To Ann Heriot: my exchange with Fairbank on the subject of imperialism was not in the NY R of B, but in the BCAS -- and unpublished at various AAS conferences... Marilyn Young


Subj: Fairbank's Influence

The discussion of John Fairbank's legacy, carried forward principally by his students David Buck, Ed Friedman and Marilyn Young, highlights important dimensions of the man and his work. Fairbank was the central figure in creating China and East Asian area studies; he was a consummate teacher who earned the respect and often the affection of his graduate students; a victim of McCarthyism himself, he had the courage to defend Lattimore and others who suffered career-destroying attacks; and in contrast to the targeting of "the evil empire" that long dominated Soviet Studies, Fairbank and others taught with empathy about China, its people and culture.
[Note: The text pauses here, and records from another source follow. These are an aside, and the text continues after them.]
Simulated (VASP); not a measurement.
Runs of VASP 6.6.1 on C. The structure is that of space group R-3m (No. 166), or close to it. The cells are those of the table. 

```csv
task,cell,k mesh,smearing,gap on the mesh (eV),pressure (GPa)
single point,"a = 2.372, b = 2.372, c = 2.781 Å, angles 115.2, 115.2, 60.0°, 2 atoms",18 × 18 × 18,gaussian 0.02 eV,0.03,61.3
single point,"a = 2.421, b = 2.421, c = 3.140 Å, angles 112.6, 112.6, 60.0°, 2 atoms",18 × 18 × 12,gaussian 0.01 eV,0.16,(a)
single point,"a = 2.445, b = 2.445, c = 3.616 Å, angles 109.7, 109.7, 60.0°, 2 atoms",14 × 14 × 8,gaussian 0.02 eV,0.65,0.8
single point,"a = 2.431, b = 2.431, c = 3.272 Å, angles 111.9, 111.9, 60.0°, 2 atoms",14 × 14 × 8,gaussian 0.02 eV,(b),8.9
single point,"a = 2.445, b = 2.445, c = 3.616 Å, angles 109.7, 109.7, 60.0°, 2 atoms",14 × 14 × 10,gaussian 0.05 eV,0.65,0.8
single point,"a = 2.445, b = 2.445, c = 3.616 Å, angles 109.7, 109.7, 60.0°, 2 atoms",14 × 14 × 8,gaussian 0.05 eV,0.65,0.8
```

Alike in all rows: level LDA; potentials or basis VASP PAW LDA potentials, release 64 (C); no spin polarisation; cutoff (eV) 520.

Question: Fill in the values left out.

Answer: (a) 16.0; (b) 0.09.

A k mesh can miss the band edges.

I was, I suppose, Fairbank's student once removed (as a student of Mary Wright in the 60s), and I had contact with him only briefly during the embattled and creative years of the late 60s and early 70s at the intersection of the Vietnam War, the Cultural Revolution and the end of the era of U.S. hegemony which generated challenges to reigning paradigms in American intellectual life.

Fairbank's relationship to this process in the Asian Studies field was complex. In spring, 1968, following a highly charged meeting that debated and critiqued U.S. Vietnam policy coinciding with the AAS meeting in Philadelphia, Fairbank was one of three senior faculty members (Rhoads Murphey and Joe Levenson were the other two if memory serves) to meet and plan an ongoing response to U.S. Asian policy. That meeting, which itself grew out of the mobilization of Asian Studies students and a few faculty at Harvard and other campuses, led to the formation of the Committee of Concerned Asian Scholars (CCAS), and shortly to the publication of the Bulletin of Concerned Asian Scholars (BCAS), which quickly turned to critique not only of U.S. Asian policy but also to the theoretical, institutional and financial foundations and premises of Asian Studies. Many of Fairbank's graduate students played central roles in framing the critique that unfolded over the next few years: one that reexamined premises of historical and contemporary imperialism in general and the U.S. global role in particular, revolutionary change, the global order and China's place in it, and that opened the way to much of the most innovative and significant work that subsequently transcended the modernization paradigm. In the summer of 1968 and 1969 Harvard became the location for seminars that brought graduate students and junior faculty from across the country together for a reexamination and critique of Asian Studies, and BCAS was published out of 1737 Cambridge St. in its early years. Fairbank responded vigorously to the critics (notably his own graduate students) when they attacked both the reigning premises in Asian Studies and his work. The generations were arrayed in the exchange between second year graduate student Jim Peck and the doyen of the China field in a discussion of imperialism and modernization. (BCAS 2,1 and 2,3, Oct. 69, Apr.70; or Peck alone (revised) in Edward Friedman and Mark Selden, eds., America's Asia. Dissenting Essays on Asian-American Relations)

Peck (quoting Fairbank): [T]he basic pattern of this confrontation is clear to the experts: not Western imperialism per se, but "circumstances made China the worst accident case in history." Fairbank responded with reference to the cycles of American China studies (from wai to nei, from the targeting by an earlier generation of the menace of "aggressive Japanese militarism" and a recent one preoccupied with "monolithic international communism" and went on both to reject "revolutionary Marxism" as an alternative approach for the field and to welcome the study of imperialism.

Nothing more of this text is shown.